The summer months bring many young people fun, excitement, and time spent with friends and families. Unfortunately, this time of year also means more traffic related teen deaths. In fact, the time period between Memorial Day and Labor Day, is often referred to as the “100 deadliest days of summer” for teen drivers. In 2016 alone, 2,820 teens ages 13-19 died in motor vehicle crashes.
Underage drinking is dangerous and can lead to devastating short term and long-term consequences. One of those consequences is drunk driving. Research has shown that there are no benefits of drinking at a young age. In fact, kids who start drinking young are seven times more likely to be in an alcohol-related crash.
The good news is that there is hope. Parents have significant influence on their kids’ decisions regarding alcohol. 3 out of 4 teens say that their parents are the leading influence on their decisions about drinking.
Mothers Against Drunk Driving (MADD) encourages parents to have intentional and ongoing conversations with their kids about the dangers and consequences of underage drinking.
To help guide parents on how to have these conversations with helpful tips and real-life stories related to underage drinking, MADD created the Power of Parents program sponsored by Nationwide.
“The Power of Parents Program delivers practical tips to help parents keep their children away from alcohol,” said MADD National President Colleen Sheehey-Church, whose son Dustin was killed in the backseat of a car driven by an underage drunk and drugged driver. “It has great tools and resources that every parent should benefit from.”
Below are 6 helpful tips from the Power of Parents’ handbook for parents looking to start talking to their kids about alcohol. Parents can try these out this summer and help change the typically deadliest days to the 100 safest days of summer this year for teen drivers.
1. Don’t lecture
Instead of lecturing teens on why alcohol is bad for them, ask them questions to understand their perception of the drug. Ask questions like “How do you think drinking helps or hurts your body?” or “What physical activities do you want to do in the future that drinking could hurt?
2. Remain calm
Remember to keep your cool and not get angry if you hear answers you don’t like.

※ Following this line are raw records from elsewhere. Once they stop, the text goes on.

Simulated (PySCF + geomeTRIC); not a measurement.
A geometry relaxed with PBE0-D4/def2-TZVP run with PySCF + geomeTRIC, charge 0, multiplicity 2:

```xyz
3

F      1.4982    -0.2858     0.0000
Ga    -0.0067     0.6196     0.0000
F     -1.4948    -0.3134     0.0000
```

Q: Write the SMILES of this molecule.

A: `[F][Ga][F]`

3. Establish a common ground
Make agreements with your teens and impose consequences if they violate an agreement.
4. Provide support
Educate your teen about the fact that not everyone their age drinks. Teens tend to overestimate how many of their peers drink or have tried alcohol.
5. Look for signs
Peer pressure is often hard to resist especially in a group. Monitor your teens’ activities to steer him or her clear of trouble.
6. Be involved
Coach your teen about roadway hazards and safe driving principles. Ride in the car together to note their driving skills.